What Kanye West gets right, and what he gets wrong
Designer hinted his athletic-wear collection for Adidas would fill fashion's creativity void, but it didn't

At half past the appointed hour for the unveiling of Kanye West’s collaboration with Adidas Original, the crowd of non-celebrity guests was still standing in a cramped hallway in a downtown warehouse along Manhattan's West Street waiting for the doors to open. It was the kind of dawdling that puts a fashion audience in a bad mood as they envision their tightly choreographed schedules of back-to-back appointments collapse.
The organizers of the Perry Ellis show — in the unfortunate position of having to follow a superstar musician and sensing that he might keep to his own Yeezy clock — had dispatched minibuses to whisk guests uptown to the brand’s more sedate venue. They sat on the street idling.

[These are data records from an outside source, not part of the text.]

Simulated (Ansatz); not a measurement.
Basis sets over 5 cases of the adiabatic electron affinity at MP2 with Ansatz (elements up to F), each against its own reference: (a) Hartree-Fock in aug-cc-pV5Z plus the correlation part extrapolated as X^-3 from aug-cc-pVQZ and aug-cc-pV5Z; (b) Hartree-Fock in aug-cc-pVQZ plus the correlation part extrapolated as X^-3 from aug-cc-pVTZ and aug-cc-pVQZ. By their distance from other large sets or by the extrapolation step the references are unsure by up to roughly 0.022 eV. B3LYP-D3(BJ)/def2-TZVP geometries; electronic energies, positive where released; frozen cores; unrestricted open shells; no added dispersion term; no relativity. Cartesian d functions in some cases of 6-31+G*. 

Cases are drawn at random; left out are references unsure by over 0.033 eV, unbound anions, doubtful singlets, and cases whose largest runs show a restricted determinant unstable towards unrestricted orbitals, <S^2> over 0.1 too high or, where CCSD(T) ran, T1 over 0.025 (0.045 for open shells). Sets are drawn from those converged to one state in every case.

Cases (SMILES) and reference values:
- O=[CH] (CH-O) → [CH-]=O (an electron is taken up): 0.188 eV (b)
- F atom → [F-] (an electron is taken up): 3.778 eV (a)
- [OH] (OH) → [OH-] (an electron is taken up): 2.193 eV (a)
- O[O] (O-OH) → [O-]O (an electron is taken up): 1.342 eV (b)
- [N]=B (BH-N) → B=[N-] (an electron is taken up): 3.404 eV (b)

People expected hubris from West. And he did not disappoint. Indeed, when guests were finally seated and various Kardashians, including wife Kim, were settled in alongside Rihanna and Russell Simmons, Jay-Z, Beyonce, Diddy and more, West rattled off a manifesto of sorts in introducing the collection.

"People just write negative things," West began. They ask: "Why’s he still trying?"
And then he answered that rhetorical question: "I want to create something better for you," he declared. "We have been limited. There’s a lack of creativity in every field because people are afraid." West promised to jar the eyes with a fashion revelation and delight the ear with a sonic explosion.